The US firm is a market leader in the region, and weaker sales there and in western Europe prompted Agco to trim its 2009 profit and revenue outlook as it reported a 26% rise in fourth-quarter earnings Monday.
Agco forecast tractor and combine sales to South America will fall by 20% to 30% this year, worse than the forecast of a 10% to 20% decline made last November by rival Deere & Co.
The region has been a key growth driver for the farm-equipment sector, which had been riding high on record commodity prices. Tractor sales in Mercosur members Brazil and Argentina climbed 30% last year, with combines up 50%.
Agco expects sales across the industry to fall in every major region this year, with North America down 5% compared with 2008 and Europe off 5% to 10%, led by declines in central Europe and Russia.

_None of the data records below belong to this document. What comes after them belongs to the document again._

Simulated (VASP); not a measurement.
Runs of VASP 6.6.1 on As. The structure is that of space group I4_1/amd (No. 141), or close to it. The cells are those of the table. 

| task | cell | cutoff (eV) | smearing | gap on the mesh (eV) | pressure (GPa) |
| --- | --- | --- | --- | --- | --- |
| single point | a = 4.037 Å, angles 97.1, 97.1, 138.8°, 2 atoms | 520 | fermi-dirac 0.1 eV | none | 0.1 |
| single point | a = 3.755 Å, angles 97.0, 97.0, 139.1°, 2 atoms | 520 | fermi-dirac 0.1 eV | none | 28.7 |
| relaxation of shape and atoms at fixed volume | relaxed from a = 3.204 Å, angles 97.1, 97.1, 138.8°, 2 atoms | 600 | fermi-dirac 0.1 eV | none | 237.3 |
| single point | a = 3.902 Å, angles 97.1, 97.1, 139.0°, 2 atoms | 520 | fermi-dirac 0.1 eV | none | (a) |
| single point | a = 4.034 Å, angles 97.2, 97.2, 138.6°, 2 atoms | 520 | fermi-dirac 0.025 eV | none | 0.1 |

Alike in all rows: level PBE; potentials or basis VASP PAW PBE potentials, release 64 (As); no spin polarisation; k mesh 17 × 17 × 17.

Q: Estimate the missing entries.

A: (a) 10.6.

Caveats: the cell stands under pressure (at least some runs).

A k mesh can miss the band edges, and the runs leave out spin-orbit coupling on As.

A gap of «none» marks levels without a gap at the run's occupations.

Adverse currency movements are also expected to hurt Agco, wiping 800 million to 900 million US dollars from 2009 revenue. The company trimmed its revenue estimate to 7.5 billion US dollars from a prior estimated midpoint of 7.75 billion.
Agco still expects to push through an average 4% price rise this year despite the weaker demand and lower raw-material costs, which had been soaring.
Agco is considered the world's largest manufacturers and distributors of agricultural equipment with brands Massey Ferguson, Valtra, Challenger and Fendt sold to more than 140 countries.